There are specific elements of the current executive compensation program that are designed to reward performance and enhance profitability and stockholder value, and, therefore, the value of these benefits is based on performance. The Company’s discretionary annual bonus plan is primarily intended to motivate and reward Named Executive Officers’ performance to achieve specific strategies and operating objectives, as well as improved financial performance. The Company also awards stock options and restricted stock grants to promote long-term value creation for stockholders and to retain talented executives for an extended period.

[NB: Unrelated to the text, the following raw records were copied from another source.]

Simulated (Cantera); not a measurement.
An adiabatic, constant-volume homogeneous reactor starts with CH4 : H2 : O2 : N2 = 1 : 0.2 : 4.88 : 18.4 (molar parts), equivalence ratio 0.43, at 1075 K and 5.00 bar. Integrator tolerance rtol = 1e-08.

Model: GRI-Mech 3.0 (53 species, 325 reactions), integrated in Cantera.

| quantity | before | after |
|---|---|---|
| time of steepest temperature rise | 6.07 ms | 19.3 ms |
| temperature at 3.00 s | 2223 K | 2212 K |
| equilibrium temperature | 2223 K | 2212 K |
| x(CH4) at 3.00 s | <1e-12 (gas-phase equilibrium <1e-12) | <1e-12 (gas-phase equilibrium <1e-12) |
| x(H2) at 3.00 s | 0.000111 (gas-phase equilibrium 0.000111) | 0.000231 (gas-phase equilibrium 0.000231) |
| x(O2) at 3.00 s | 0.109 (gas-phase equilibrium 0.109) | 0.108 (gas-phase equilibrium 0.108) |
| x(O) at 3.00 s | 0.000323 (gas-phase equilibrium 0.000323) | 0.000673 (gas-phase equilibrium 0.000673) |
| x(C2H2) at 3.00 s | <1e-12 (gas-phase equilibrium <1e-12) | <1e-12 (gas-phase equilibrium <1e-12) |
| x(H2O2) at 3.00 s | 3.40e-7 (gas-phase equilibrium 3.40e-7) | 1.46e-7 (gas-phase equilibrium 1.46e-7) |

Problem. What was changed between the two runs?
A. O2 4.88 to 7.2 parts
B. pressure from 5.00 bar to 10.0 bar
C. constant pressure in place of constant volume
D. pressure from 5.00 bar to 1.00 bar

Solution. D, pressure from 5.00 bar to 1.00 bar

Peer Review, Benchmarking and Compensation Consultant
The Compensation Committee reviews, evaluates and benchmarks the compensation practices of peer companies on a regular basis and has determined that the Company is efficient and is generally more effective than its peer companies in aligning the compensation of its executive officers with the interests of stockholders. The Compensation Committee believes that bonuses and equity compensation should fluctuate with the Company’s success in achieving financial, operating and strategic goals. The Committee’s philosophy is that the Company should continue to use long-term compensation such as stock options and restricted stock awards to align stockholders’ and executives’ interests and should allocate a much greater portion of an executive’s compensation package to long-term compensation. Based on this belief, the Compensation Committee reviews the performance of the Company’s executive officers throughout the year to evaluate the performance of each executive officer relative to the performance of the Company and the progress in meeting the Company’s goals and objectives.
The Company has not deemed it necessary to hire an outside consultant to assist the Compensation Committee, as compensation paid by its peers is generally available.
Setting Executive Compensation and Evaluating Named Executive Officer Performance
Our executive compensation programs are determined and approved by our Compensation Committee based on a comprehensive evaluation of the Company’s and individual executive officer’s performance, as well as consideration of industry compensation data reviewed by the Compensation Committee. The Compensation Committee takes into consideration the recommendations by our Chairman of the Board and our Chief Executive Officer (as to the compensation of executive officers other than the Chief Executive Officer). None of the Named Executive Officers are members of the Compensation Committee. The Compensation Committee has the direct responsibility and authority to review and approve the Company’s goals and objectives relative to the compensation of the Named Executive Officers, and to determine and approve (either as a committee or with the other members of the Company’s Board who qualify as “independent” directors under applicable guidelines adopted by the NYSE American) the compensation of our Named Executive Officers.
For purposes of evaluating performance, our Compensation Committee, in consultation with our management and the Board, sets performance goals and objectives for the Company, regularly assesses progress towards meeting such goals and objectives throughout the year, and determines the appropriate compensation for each of our Named Executive Officers. The Compensation Committee evaluates various factors in determining the appropriate compensation for each of our Named Executive Officers.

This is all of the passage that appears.